There were an absurd number of cat memes - not just Longcat, mentioned above.
Grumpy Cat. Look at this guy. Kinda speaks for himself.
LOLcats - there were many of these, but they became the recurring image reel for meme aggregation site ICanHazCheezburger and were correspondingly popularized as cute derpy cats.
Nyan Cat - While the image is distinctive on its own, it really doesn’t hold a candle to the full effect that you get from the animation-and-sound of the flying, rainbow-shooting, music-playing Nyan Cat.
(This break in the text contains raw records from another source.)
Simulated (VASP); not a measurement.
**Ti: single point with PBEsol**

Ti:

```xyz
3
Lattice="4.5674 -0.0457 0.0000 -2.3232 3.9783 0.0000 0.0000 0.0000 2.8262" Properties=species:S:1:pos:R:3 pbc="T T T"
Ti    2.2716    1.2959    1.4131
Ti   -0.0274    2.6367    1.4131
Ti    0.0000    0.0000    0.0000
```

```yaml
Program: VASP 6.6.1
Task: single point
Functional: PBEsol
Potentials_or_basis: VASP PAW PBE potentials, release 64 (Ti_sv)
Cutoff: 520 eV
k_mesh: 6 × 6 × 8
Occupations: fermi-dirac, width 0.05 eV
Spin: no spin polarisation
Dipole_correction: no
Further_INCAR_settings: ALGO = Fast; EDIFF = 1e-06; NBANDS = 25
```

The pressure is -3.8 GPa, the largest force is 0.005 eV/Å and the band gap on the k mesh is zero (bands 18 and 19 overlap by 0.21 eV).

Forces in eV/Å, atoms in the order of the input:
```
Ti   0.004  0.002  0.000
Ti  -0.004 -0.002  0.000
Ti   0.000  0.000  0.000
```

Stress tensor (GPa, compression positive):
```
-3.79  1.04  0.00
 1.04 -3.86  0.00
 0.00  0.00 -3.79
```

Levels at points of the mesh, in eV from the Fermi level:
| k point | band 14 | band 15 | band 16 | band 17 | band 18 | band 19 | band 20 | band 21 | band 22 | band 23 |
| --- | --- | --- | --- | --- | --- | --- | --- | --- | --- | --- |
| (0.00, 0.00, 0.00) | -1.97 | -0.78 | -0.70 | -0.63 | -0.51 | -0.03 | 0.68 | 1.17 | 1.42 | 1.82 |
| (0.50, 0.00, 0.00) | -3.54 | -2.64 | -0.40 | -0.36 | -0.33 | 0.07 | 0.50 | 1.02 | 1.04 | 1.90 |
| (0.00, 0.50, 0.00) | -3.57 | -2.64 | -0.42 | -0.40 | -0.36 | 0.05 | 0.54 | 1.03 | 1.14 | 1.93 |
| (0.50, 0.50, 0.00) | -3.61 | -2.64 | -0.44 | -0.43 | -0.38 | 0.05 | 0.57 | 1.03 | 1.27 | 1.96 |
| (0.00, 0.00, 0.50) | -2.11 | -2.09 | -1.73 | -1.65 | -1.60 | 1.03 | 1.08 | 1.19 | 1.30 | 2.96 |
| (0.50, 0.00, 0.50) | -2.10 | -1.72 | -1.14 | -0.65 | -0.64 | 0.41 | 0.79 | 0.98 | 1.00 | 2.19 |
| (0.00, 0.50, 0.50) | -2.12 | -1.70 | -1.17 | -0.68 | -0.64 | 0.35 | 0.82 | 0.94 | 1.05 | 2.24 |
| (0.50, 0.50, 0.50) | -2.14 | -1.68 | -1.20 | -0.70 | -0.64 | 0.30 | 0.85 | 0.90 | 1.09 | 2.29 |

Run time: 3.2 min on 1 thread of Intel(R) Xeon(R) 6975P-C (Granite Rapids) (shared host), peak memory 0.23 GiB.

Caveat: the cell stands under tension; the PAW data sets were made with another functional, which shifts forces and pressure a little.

The “You Don’t Say” meme has been popular for some time as a response to various obvious assertions or to people Saying The Quiet Part Out Loud. For instance, a recent Huffington Post article was very indignant that facial recognition software that identifies people with criminal records is a threat to darker skinned people and illegal immigrants? Err, ok… you don’t say? But that might not be the bitter denunciation of technology you think it is.
The somewhat unimaginatively named meme White Guy Blinking is generally used a double-take or a slightly shocked or an “excuse me, what?” in one image.
Baby Yoda - The Star Wars series The Mandalorian gave us a character named Grogu - who appeared to be a young member of the same species as Yoda, and who was immediately nicknamed Baby Yoda. (Parry Gripp wrote a song, because of course.) Cynics declared this character to be nothing but a merchandising opportunity. To be fair, bigger cynics declared all of Star Wars to be nothing but a merchandising opportunity. Be that as it may, Grogu and Din Djarin (Pedro Pascal’s eponymous Mandalorian) actually come across reasonably well on screen, unlike most Star Wars characters this century - and I will say the Andor series is also enjoyable even if it doesn’t feel quite like the usual Star Wars sort of thing.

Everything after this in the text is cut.